CHU revenue increased by 10.1% in 2005; lower than the 20.7% growth seen in 2004, with 2005 net profit rising by 9.6%. Facing a mature market, GSM revenue grew by 9.7%, while the CDMA loss before income tax decreased from RMB-563 mn in 2004 to RMB-200 mn in 2005. MOUs of GSM and CDMA are approaching the same level, which means CDMA began to compete with GSM in the low-end market.

Based on new phone orders, we are skeptical that the subsidy will abate and we believe the company will keep its handset subsidy policy in 2006 but reimburse less for each new subscriber and for more subscribers. The fact that CHU was not invited into the TD-SMACD massive test presents a negative signal for future competition. CHU will invest RMB 12.7 bn in upgrading GPS to provide value added service.

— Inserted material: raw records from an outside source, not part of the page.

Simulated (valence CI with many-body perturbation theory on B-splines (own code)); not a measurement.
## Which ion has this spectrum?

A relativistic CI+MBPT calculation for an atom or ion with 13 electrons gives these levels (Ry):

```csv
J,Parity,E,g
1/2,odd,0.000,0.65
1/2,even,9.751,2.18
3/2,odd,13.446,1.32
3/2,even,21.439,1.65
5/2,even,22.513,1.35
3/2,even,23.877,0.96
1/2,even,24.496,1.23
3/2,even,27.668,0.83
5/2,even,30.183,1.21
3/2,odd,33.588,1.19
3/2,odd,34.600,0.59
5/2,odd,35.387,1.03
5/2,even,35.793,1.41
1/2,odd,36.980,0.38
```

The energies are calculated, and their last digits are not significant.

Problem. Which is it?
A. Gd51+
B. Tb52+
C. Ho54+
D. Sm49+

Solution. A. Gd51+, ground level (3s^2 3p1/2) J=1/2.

Based on conservative inputs, we calculate a target price of $9.00 by cash flow model. Furthermore, 1.14X P/B is really low for a telecom company. Since the market price has been fairly impacted, we keep our HOLD rating.

Sales Grew at a Lower Rate:

Full-year 2005 revenues for CHU amounted to $10.85 bn, up 10.1% from 2004, EBITDA increased by 5.4% to $2.54 bn, and net profit increased by 9.6% to $614.9 mn. The sales growth rate significantly fell to 10.1% yoy in 2005, compared to 20.7% in 2004.

Both the GSM and the CDMA mobile businesses suffered from a maturing industry. Revenue from the GSM mobile business, which is CHU’s main profit source, grew by 9.7% to $6.50 bn, compared to 21.7% in 2004. CDMA mobile revenue grew by 13.2%, significantly dropping from last year’s 51.4%, but CDMA loss before income tax decreased from RMB-563 mn in 2004 to RMB-200 mn in 2005. In fact, the CDMA business was profitable in 2H2005. Shang Bing, Executive Director and President of China Unicom, predicts that the CDMA business could be breakeven in 2006.

ARPU Declining Rates Down:

Competition from China Mobile (NYSE:CHL) and PHS (Personal Handy-phone System) caused ARPUs to continue to drop, but the rate of decline slowed. The GSM ARPU decreased by 1.8% compared to 12.3% in 2004, while the CDMA ARPU decreased by 12.0% compared to 32.2% last year. We believe the slowdown in decline of ARPU reflects the fact that all telecommunication operators including CHU have little room left for price wars and that the mobile voice business has become mature.

Buy More Mobile Handsets for Subsidy:

CHU has been selling handsets under cost in order to promote CDMA service for a long time and has promised to reduce its CDMA business loss by decreasing the mobile handset subsidy. However at the end of March, CHU decided to double its mobile handset purchase from 3 mn units to 6 mn units, which suggests CHU will not give up or reduce its subsidy. In 2005, the cost of telecom products is RMB 3.48 bn, an increase of 44.95%, while the subsidy ratio (as measured by the phone set subsidy divided by the cost of telecom products sold) declined from 30.46% in 2004 to 21.12% in 2005. Furthermore, prices of most of the phone sets that CHU bought for CDMA in January were under RMB 1,000. We believe that CHU’s strategy will be to offer a lower reimbursement for each new subscriber but offer a reduced reimbursement to more subscribers.

Out of TD-SCDMA Massive Test:

We note that Ministry of Information Industry (MII) invited all telecom operators (China Mobile, China Telecom, and China Netcom) to the TD-SCDMA massive test except China Unicom. Chang Xiaobing, the Chairman of China Unicom, said there was not necessarily a causal relationship between the test and the license and other 3G standards would be developed in China.